ROME – According to the head of the Russian Orthodox Church, only religion can stop terrorism, while his right-hand man has declared that unity with the Catholic Church is essentially impossible because of historical “contradictions” between Rome and Moscow, including over the Holy Spirit’s role in the Trinity.

“I do not see any other grounds for argument capable of disarming the ideological basis of radicalism and terrorism, other than a religious one,” Kirill said.

He also called on believers to turn the tables on those who use religious teachings to incite violence.

“If radicals appeal to religious truths and use religious ideas for motivating extremist actions, then only religion itself can overturn all of this,” he insisted. “Only religious organizations can address their faithful to help them understand the falsehood of the very preaching carried out by extremists, to become aware of the danger it presents to both people’s spiritual state and their physical existence.”

According to the remarks made available in English by the Russian Orthodox Church, Kirill also said that extremists “are often inspired by false interpretations of religious doctrines or justify their radicalism by the need to satisfy the God.”

Kirill’s words came during an interview with a local TV station during the second day of his April 28-30 visit to Albania, a country of 2.9 million people known for its religious tolerance. Orthodox Christians make up seven percent of the population, behind the 10 percent who are Catholic and the majority Muslims who account for 56 percent, according to a 2011 census.

Asked about the interference of religion in politics, Kirill said the two are not “two sides of the same coins,” because politicians and religious leaders move in different spheres.

However, he said, “it’s my deep conviction that the church has the right to make a moral evaluation of a particular policy, particular political leaders precisely with the aim to safeguard people including their own faithful against the political actions which can inflict a spiritual or material damage on them.”

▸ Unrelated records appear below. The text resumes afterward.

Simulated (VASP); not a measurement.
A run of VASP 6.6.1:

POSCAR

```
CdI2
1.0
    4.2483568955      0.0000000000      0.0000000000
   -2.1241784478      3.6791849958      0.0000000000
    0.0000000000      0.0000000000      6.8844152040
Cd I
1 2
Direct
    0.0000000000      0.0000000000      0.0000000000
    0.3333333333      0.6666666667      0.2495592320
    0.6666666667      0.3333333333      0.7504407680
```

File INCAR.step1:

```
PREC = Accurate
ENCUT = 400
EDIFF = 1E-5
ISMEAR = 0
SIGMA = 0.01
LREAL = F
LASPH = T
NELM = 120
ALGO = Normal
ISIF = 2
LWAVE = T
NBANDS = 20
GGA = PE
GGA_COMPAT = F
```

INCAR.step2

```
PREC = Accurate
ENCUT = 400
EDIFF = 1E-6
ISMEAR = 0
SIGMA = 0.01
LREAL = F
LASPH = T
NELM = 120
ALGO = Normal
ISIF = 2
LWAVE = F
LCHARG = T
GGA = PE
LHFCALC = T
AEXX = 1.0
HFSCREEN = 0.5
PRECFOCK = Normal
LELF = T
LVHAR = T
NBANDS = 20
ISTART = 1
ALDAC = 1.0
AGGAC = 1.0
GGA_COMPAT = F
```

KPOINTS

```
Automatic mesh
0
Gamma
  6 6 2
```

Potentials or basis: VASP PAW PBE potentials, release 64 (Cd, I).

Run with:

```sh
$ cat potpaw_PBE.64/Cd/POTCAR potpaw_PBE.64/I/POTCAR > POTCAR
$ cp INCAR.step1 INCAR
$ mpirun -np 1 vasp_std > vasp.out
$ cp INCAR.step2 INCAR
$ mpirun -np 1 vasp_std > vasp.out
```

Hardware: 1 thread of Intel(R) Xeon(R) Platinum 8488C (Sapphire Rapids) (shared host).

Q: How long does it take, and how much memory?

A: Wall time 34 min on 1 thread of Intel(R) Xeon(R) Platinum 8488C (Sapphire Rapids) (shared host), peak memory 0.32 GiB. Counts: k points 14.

On the same day, April 29, Metropolitan Hilarion gave an interview to Russia 24 TV, saying that unity with the Catholic Church is practically impossible because, even though “the foundations of our faith are the same, and the symbol of faith is almost identical, Catholics have another conception of the procession of the Holy Spirit.”

Debates over whether the Holy Spirit proceeds from the Father or the Father and Son together have long marked one of the theological fault lines between Eastern and Western Christianity, expressed in the famous Filioque clause in the Latin translation of the Nicene Creed.

According to AsiaNews, Hilarion allegedly said that during the last millennium, in which the two churches have been divided, “many contradictions and misunderstandings accumulated.”

He also described himself as skeptical regarding recent statements made by Patriarch Bartholomew of Constantinople, who said that the union between the two branches of Christianity is inevitable.

Pope Francis and Kirill met in Havana in February 2016, making history, and the two have held at least one phone conversation since, over the situation of Christians in the Middle East.

The same issue – anti-Christian violence in Iraq and Syria – might bring the two together again on July 7 in the southern Italian city of Bari, a popular pilgrimage destination for many Eastern Christians because the relics of St. Nicholas, venerated by Catholics and Orthodox alike, are kept there.

The Vatican announced Francis’s intention to visit Bari “for a day of reflection and prayer on the dramatic situation of the Middle East that afflicts so many brothers and sisters of the faith” in a statement released on April 25.

The statement also said that the pontiff wants to invite the “head of the Christian churches and communities in the region” to the event.

Asked by journalists at the time of the announcement if this includes Kirill, Vatican spokesman Greg Burke didn’t deny it was a possibility.